The BHP Group Ltd (ASX: BHP) share price will be on watch this morning following the release of the mining giant's fourth quarter and full year update.
How did BHP perform in FY 2019?
According to the release, BHP exceeded its full year production guidance for petroleum and achieved the revised guidance for copper and iron ore.
Things weren't quite as positive for metallurgical coal and energy coal production, which were marginally below guidance. This was due to lower than expected wash plant yields and adverse weather impacts during the June 2019 quarter.
Petroleum production came in at 30MMboe in the fourth quarter and 121MMboe for the full year. This was a 3% and 1% increase, respectively, on the previous quarter and year.
Copper production lifted 6% to 444kt in the June quarter and fell 4% over the 12 months to 1,689kt. The strong performance of its Chilean operations was offset by outages at Olympic Dam.
Iron ore production was flat for the year at 238Mt and up 12% quarter on quarter to 63Mt in the June quarter. A strong final quarter at its WAIO operation reflected a return to full capacity following Tropical Cyclone Veronica in March. On a WAIO 100% basis, production came in at 270Mt for the full year and 71Mt in the fourth quarter, down 2% and 1%, respectively.
Metallurgical coal production increased by an impressive 20% quarter on quarter to 12Mt in the final quarter. Full year production was down 1% to 42Mt.
Energy coal production rose 10% in the final quarter to 7Mt and was down 6% year on year to 27Mt.
Nickel production rose by a massive 49% to 29kt in the June quarter, reducing its full year decline to 6% at 87kt. The strong final quarter reflected the completion of final repairs and the ramp up of the Kalgoorlie smelter in the prior quarter.
How does this compare to expectations?
According to a note out of Goldman Sachs, it forecast iron ore production of 68.2Mt in the fourth quarter and full year production of 267Mt.
As you can see above, BHP beat the broker's forecasts on a WAIO 100% basis with production of 71Mt and 270Mt.

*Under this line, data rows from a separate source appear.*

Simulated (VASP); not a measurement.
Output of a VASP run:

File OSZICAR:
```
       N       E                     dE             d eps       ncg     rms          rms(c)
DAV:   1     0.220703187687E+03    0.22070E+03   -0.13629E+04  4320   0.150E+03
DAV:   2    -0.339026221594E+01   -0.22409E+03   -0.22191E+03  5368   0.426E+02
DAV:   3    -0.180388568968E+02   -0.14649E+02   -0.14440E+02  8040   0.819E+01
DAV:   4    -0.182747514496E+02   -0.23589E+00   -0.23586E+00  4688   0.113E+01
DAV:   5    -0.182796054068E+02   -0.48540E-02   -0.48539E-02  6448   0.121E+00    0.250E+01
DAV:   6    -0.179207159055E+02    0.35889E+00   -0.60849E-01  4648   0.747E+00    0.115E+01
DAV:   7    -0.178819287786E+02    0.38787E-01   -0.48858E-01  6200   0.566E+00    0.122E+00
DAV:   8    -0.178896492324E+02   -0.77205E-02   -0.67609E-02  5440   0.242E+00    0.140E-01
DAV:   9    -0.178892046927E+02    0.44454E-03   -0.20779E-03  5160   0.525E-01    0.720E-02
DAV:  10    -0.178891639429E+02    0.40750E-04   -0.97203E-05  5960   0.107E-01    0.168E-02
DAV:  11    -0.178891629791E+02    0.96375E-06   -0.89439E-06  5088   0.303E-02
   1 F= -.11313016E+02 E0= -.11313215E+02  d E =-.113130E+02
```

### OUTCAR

In addition to this, BHP beat Goldman's copper production estimate of 439kt and petroleum production estimate of 28Mmboe. It did, however, fall a touch short of its forecast for a 25% lift in met coal production to 12.4Mt.
What else happened?
One disappointment was that its underlying improvements in productivity were largely offset by the impact of unplanned production outages of US$835 million during the first half, grade declines in copper, and higher unit costs in coal.
As a result, a negative movement of approximately US$1 billion is now expected to be recorded for the 2019 financial year.